We all know the hoary saw about how normal people “get out of their car” but police “exit the vehicle.” Sometimes, stereotypes exist because they are true. And yes, both lawyers and cops tend to use ten words when one will do.

For example, here’s a police officer showing you an incredibly complicated way to get on the stand and say you saw someone give someone else some drugs:

I observed Tanya Burgess. She was standing in the middle of the street in 15 Henry Street and there was other people in the area, but there was a lot of abandoned cars in the area, and there’s gentlemen working on the cars, fixing up the cars, and at one time I saw at one point I observed — she was later identified as Pamela Williams walk into the area and they had a short conversation, they went across the street into a grocery store and they came back, and at one point Tanya Burgess pulled out a packet of heroin out of her fifth pocket of her pants and handed it to Pamela Williams and in return she received cash.

The best part about that quote has to be that the police officer actually starts to say he saw something but then corrects himself to say “at one point I observed…” instead. If there is a God above, he/she/it is forcing first-year law students and police academy enrollees to edit that collision of words into a coherent sentence or two.

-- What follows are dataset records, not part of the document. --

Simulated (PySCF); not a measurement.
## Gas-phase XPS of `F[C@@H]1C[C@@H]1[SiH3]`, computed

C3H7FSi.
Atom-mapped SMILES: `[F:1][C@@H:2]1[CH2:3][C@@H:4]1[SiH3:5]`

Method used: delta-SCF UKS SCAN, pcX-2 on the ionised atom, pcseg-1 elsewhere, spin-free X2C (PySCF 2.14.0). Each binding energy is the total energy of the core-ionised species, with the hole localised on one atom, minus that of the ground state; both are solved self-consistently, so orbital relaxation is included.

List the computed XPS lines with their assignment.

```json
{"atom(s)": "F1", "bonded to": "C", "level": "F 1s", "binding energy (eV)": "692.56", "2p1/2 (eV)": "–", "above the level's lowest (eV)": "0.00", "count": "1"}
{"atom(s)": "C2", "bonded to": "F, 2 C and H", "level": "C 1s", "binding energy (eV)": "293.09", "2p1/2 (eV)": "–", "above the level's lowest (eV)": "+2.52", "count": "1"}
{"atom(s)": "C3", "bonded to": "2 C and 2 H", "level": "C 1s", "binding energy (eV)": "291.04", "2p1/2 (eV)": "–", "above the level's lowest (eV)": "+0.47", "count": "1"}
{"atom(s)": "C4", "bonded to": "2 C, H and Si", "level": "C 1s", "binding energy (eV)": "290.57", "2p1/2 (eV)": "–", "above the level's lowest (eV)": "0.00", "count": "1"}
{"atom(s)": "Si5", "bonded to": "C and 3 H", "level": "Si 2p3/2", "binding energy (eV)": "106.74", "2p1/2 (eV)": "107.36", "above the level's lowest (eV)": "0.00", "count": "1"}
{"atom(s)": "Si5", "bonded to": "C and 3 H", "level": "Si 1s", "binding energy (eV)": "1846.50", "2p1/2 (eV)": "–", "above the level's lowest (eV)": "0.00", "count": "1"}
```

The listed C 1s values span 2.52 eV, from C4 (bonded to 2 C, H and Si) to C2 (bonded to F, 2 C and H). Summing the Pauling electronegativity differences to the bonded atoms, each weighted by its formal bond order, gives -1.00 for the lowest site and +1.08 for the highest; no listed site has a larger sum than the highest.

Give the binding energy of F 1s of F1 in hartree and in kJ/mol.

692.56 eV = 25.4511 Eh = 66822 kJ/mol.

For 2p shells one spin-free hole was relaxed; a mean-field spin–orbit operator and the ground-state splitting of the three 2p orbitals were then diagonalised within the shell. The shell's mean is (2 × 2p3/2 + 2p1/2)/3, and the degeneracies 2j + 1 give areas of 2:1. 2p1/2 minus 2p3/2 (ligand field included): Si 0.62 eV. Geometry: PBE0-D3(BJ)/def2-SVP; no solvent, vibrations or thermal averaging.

It is easy to assume that these word pile-ups stem from an unwarranted love of the sound of their own voice, and that may be true. Often, though, it also seems driven by a fear that unless you use every available word, you might be misunderstood. That is the only conceivable explanation for this officer’s testimony:

Q: And where were you standing when this was going on?

A: We were standing approximately five feet out, two to five feet out from his front porch. There was a walkway that goes from his driveway up to his front porch, front door area, and we were standing within that walkway area.

By the time I got to the end of that sentence, I was far more confused about where they were standing than if he had simply said “five feet out from his porch.” This officer was also very concerned that you understand that he understands how you can tell if someone is sweaty:

Q: What did you notice regarding Mr. Westerfield?

A: I noticed that he was sweating profusely from under his arms. Both arms.

Thank god he noted it was both arms. One-underarm-only sweating is probably indicative of some sort of disorder. Also, has anyone ever said that someone was “sweating lightly?”

Q: How could you tell?

A: He was wearing a light gray shirt, and the sweat from underneath his arms had darkened the shirt.

The only necessary answer to “how could you tell someone was sweating?” is “I saw them sweating.”

Lawyers, do not get smug. Everyone knows we are just as bad — maybe worse. Witness this prosecutor in the OJ Simpson trial answering a simple question about why something should be continued:

Why is that? Because basically in an effort to be able to resolve the situation more expeditiously than with a full blown hearing. And I have been speaking with Mr. Jones. I am going to be handling this motion on the part of the people and it may be through proffers we can simply get this resolved by this court in a more expeditious fashion.

Extra points for getting “expeditious” in there twice.

Being a famous lawyer does not insulate you from terrible talking. Behold William Kunstler defending the Chicago Seven:

In an introductory fashion, I would just like to state that only you will judge this case as far as the facts go.

Well then.

Special Bonus: (Spoiler-Free) Serial BINGO!

Are you listening to Serial? Of course you are, because everybody and their mother is listening to Serial. You should be listening because it is great, but also because you can play Cop Talk Bingo in nearly every episode.

Thus far, I have heard “I spoke to [him] and he advised me” instead of the far more word-frugal “he told me.” There was also the delightfully convoluted “the caller further advised me prior to concluding the phone interview.” Apparently, that is opposed to the caller telling you something over the phone. The police also remind someone that when you answer a phone, that phone is in your possession, as we unfortunately have not managed to answer phones telepathically.

Regrettably, I did not get to hear an officer ask if someone exited the vehicle or proceeded at a high rate of speed. One came delightfully, tantalizingly close by telling someone he got out of his vehicle. I still have four episodes left, though, so maybe I will get my wish.


  1. Paul Spitz says:

    Transactional lawyers can also be apprehended as being perpetrators of this grievous assault on words in a language manner of speaking. My favorite blasphemy is “for any reason whatsoever.”

  2. Sam Harden says:

    I bet most lawyers’ billing entries also qualify. Mine sure did. “Conduct telephone conference” … “in anticipation of preparing initial draft of [pleading / motion / etc]” … and my favorite “make attorney’s notes therefrom.” If it sounded complicated it meant you were working extra hard.

  3. Brian Mayer says:

    That kind of convoluted talk is not meant to communicate what the words seem intended to say. Instead, it is to communicate “I fit in” to the speaker’s supervisors, peers, or clients. The more incomprehensible to lay persons, the more the speaker fits in with the person paying them, the better.